In an exemplary embodiment, the computing device 100 may receive a user input for changing the artificial intelligence-based model to a target model which is executable at the target device (505). For example, the user input may include model information corresponding to the artificial intelligence-based model, target device information corresponding to a target device on which the model is executed, and/or user information related to a user restraint, a user weight, or a user threshold related to a model to be changed.
In an exemplary embodiment, the computing device 100 may determine whether the artificial intelligence-based model is a model which can be retrained based on the user input (510). For example, the computing device 100 may determine whether the artificial intelligence-based model is the model which can be retrained based on model information included in the user input. For example, the computing device 100 may determine whether the artificial intelligence-based model is the model which can be retrained based on a model file of the artificial intelligence-based model included in the user information. For example, the computing device 100 may determine whether the artificial intelligence-based model is the model which can be retrained by using a model extension of the model file. For example, the computing device 100 may determine whether the artificial intelligence-based model is the model which can be retrained by using pre-stored data mapping the model extension and whether the artificial intelligence-based model can be retrained. The pre-stored data may include data representing whether the extension can be retrained for each extension of the model.
In an exemplary embodiment, the computing device 100 may generate a target operator list when the artificial intelligence-based model included in the model information is the model which can be retrained (515). In an exemplary embodiment, the target operator list may correspond to a set of target operators which are supportable in a target device included in the user input.
In an exemplary embodiment, the computing device 100 may generate a target operator list not including an operator which needs to be trained when the artificial intelligence-based model included in the model information is a model which cannot be retrained (520). For example, the computing device 100 may pre-allocate whether training is required for each operator. The computing device 100 determines whether the model can be retrained by using the model extension of the model information, and when the corresponding model is the model which can be retrained, excludes an operator which needs to be trained among the operators which are supportable at the target device (that is, includes only an operator which need not be trained) to generate the target operator list.

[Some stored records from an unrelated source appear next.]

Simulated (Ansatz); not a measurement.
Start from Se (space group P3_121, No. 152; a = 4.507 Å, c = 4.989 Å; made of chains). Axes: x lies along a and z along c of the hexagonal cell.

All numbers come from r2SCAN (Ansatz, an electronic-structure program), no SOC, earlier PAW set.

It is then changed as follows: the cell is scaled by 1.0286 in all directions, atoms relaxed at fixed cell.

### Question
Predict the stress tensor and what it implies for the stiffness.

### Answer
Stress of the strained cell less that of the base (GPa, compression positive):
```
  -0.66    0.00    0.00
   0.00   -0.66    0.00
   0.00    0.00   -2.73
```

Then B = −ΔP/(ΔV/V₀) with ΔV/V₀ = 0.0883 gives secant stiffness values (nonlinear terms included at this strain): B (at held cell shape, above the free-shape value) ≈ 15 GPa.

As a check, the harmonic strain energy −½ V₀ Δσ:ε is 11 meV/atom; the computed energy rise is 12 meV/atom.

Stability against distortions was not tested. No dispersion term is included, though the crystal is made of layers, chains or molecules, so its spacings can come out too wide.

In an exemplary embodiment, the computing device 100 may determine whether the model can be retrained according to the model extension included in the model information, and vary target operators to be included in the target operator list according to whether the model can be retrained.
In an exemplary embodiment, the computing device 100 may generate a model operator list in response to reception of the user input (525). The model operator list which is a set of model operators included in the model may be generated based on the model information included in the user input.
In an exemplary embodiment, the computing device 100 compares the target operator list and the model operator list to determine whether each of the model operators included in the model operator list is an operator which is supportable at the target device (530). In an exemplary embodiment, when it is determined that the model operator is included in the target operator list, the computing device 100 may determine that the change is not applied to the model operator and perform comparison for a next model operator. In an exemplary embodiment, when it is determined that the model operator is not included in the target operator list, the computing device 100 may determine that the model operator needs to be changed to correspond to the target operator.
In an exemplary embodiment, when it is determined that the model operator needs to be changed, the computing device 100 may determine whether to change the model operator and/or a model operator change scheme based on an operator type of the model operator.
In an exemplary embodiment, the computing device 100 may determine whether the model operator corresponds to a simple operator (535). The computing device 100 may determine whether an operator type pre-allocated to the model operator corresponds to a simple operator type having a mathematical difficulty below a predetermined threshold difficulty.
In an exemplary embodiment, when it is determined that the model operator corresponds to the simple operator, the computing device 100 may select an operator which outputs the formularly same operation result as the model operator as the replacement operator (540). For example, the formularly same operation result may include an operation result according to a combination of an addition operation, a multiplication operation, a division operation, a power operation, and/or a subtraction operation.
In an exemplary embodiment, when it is determined that the model operator does not correspond to the simple operator, the computing device 100 may determine whether the model operator corresponds to an activation operator (545). For example, the activation operator may perform a function of converting a total of input signals into an output signal. For example, the activation operator may be used for determining whether the total of the input signals causes activation. For example, the activation operator may be operated by using a non-linear function.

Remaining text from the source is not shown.